(BARELY EVEN A FIRST VERSION YET)

## What does Named Entity Recognition do for you?

What we call 'entity extraction' takes text and recognize things that fall within some well-defined categories.

This ends up primarily focusing on fairly consistently named things - hence _named_ entities and Named Entity Recognition (NER).

A classical examples of NER take a text-only sentence and pointing out that:

In [2]:
import spacy, spacy.displacy
english = spacy.load('en_core_web_lg')
spacy.displacy.render( english("Jim bought 300 shares of Acme in 2006 in Paris for 300 dollars") , style='ent', jupyter=True)

# (side note: GPE is 'Geopolitical entity', other models might call this LOCATION)

## Waxing philosophical

### What 

Okay, that's pretty neat, but [what even are these "entities"](https://en.wikipedia.org/wiki/Named-entity_recognition)?

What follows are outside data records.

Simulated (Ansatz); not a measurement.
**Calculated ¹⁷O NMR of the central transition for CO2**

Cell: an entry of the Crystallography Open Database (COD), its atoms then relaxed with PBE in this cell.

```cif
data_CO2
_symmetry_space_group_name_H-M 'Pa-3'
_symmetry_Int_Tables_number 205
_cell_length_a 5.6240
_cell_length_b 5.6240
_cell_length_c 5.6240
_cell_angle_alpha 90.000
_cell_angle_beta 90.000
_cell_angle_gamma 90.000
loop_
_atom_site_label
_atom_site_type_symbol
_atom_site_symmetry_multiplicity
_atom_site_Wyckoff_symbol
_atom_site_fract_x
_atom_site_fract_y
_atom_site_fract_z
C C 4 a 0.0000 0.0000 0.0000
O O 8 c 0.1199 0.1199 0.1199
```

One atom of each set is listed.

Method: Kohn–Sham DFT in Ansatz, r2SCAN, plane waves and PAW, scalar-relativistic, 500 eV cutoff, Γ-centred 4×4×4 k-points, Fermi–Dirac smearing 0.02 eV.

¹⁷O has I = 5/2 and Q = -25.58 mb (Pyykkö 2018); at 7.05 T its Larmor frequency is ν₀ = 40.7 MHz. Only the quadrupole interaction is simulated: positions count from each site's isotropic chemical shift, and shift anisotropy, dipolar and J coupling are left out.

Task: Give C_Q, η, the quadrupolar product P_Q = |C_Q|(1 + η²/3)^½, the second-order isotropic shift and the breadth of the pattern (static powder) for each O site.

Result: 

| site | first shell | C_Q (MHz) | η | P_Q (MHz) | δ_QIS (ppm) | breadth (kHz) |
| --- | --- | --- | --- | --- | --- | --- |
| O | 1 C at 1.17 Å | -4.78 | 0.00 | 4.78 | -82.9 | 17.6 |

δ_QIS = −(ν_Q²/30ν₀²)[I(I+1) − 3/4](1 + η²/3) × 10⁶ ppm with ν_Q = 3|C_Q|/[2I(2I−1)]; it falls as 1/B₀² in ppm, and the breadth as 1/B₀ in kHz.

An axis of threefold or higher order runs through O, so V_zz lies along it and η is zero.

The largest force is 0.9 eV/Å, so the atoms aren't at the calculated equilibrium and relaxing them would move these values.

The "fairly consistent naming" wording we used before was trying to sidestep some basic questions,
because they trip us into some philosophical messiness.

We like to think a name points at the same thing no matter what,
and/or there is just one, 
and/or there may be multiple but we can tell from context what _type_ this one is, 
yet this often isn't true.
See also discussions on topics such as [rigid designators](https://en.wikipedia.org/wiki/Rigid_designator).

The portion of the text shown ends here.